Member of Technical Staff - Infrastructure Engineer
Black Forest Labs • Freiburg (Germany), San Francisco (USA)About Black Forest Labs
We're a team of world-class researchers and engineers creating the generative models that power how people make images and video—tools used by millions of creators, developers, and businesses worldwide. Our FLUX models are among the most advanced in the world, and we're just getting started.
Headquartered in Freiburg, Germany with a growing presence in San Francisco, we're scaling fast while staying true to what makes us different: research excellence, open science, and building technology that expands human creativity.
Why this role?
We're looking for engineers to build and maintain the engine that powers our mission to develop visual intelligence. From maintaining and scaling clusters, to building research platforms to accelerate the rate of innovation, this team operates with large breadth and depth. We build the systems to make multi-week/month long training possible, to orchestrate resources at scale, and at the same time efficiently, enabling the next breakthrough model. If you’re obsessed with distributed systems at scale, infrastructure reliability, scalability, security, and continuous improvement, this team would be perfect for you.
What you'll work on:
- Maintain research infrastructure, ensuring health, and optimizing components to extract peak performance from the system (both on application, and infrastructure side)

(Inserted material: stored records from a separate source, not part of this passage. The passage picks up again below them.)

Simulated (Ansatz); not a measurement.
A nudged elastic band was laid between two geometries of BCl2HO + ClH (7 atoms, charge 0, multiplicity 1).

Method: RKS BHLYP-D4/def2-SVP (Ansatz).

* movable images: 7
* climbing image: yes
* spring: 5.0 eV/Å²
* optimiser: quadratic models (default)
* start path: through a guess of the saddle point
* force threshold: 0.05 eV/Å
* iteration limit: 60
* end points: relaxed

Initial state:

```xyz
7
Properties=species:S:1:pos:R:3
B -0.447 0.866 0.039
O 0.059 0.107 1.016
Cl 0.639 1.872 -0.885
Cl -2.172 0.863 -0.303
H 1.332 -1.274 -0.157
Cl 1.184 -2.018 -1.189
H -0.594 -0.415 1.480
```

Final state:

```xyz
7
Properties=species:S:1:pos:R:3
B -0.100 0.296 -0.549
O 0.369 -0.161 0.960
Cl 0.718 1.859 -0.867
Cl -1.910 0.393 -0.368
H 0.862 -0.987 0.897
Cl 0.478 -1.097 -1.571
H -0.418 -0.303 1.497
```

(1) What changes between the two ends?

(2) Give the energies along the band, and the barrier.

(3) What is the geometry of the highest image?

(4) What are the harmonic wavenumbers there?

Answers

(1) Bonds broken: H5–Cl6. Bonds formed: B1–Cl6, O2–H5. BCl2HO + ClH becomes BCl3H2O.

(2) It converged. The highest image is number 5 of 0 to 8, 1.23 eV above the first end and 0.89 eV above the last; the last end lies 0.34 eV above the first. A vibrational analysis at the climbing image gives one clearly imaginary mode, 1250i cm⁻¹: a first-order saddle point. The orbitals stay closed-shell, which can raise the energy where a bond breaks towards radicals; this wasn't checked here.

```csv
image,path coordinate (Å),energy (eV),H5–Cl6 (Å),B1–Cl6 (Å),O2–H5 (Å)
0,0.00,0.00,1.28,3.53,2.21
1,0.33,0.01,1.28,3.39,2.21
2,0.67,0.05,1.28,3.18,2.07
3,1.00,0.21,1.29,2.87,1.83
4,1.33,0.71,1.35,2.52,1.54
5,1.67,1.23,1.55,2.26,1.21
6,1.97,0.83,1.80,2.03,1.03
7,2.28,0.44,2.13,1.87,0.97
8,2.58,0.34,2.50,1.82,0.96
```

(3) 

- Scale infrastructure to meet growing research demands while maintaining reliability and performance
- Collaborate with research teams to deeply understand their infrastructure needs, and design solutions that balance performance with cost efficiency.
- Identify and resolve performance bottlenecks and capacity hotspots through deep analysis of distributed systems at scale.
- Build and evolve telemetry and monitoring systems to provide deep visibility into infrastructure performance, utilization, and costs across our cloud and datacenter fleets.
- Participate in on-call rotations and incident response to maintain system reliability
Technical Focus:
- Python, Bash, Go
- Kubernetes
- Nvidia GPU drivers, and operators
- OTel, Prometheus
What We’re Looking For:
- Experience working with petabyte-scale video and image datasets
- Proven ability to debug performance and reliability issues across large distributed fleets
- Strong problem-solving skills and ability to work independently
- Strong communication skills and the ability to work effectively with both internal and external partners
- Deep knowledge of modern cloud infrastructure including Kubernetes, Infrastructure as Code, AWS, and GCP
- Experience with SLURM
- Experience building or operating large-scale training platforms
Base Annual Salary: $180,000–$300,000 USD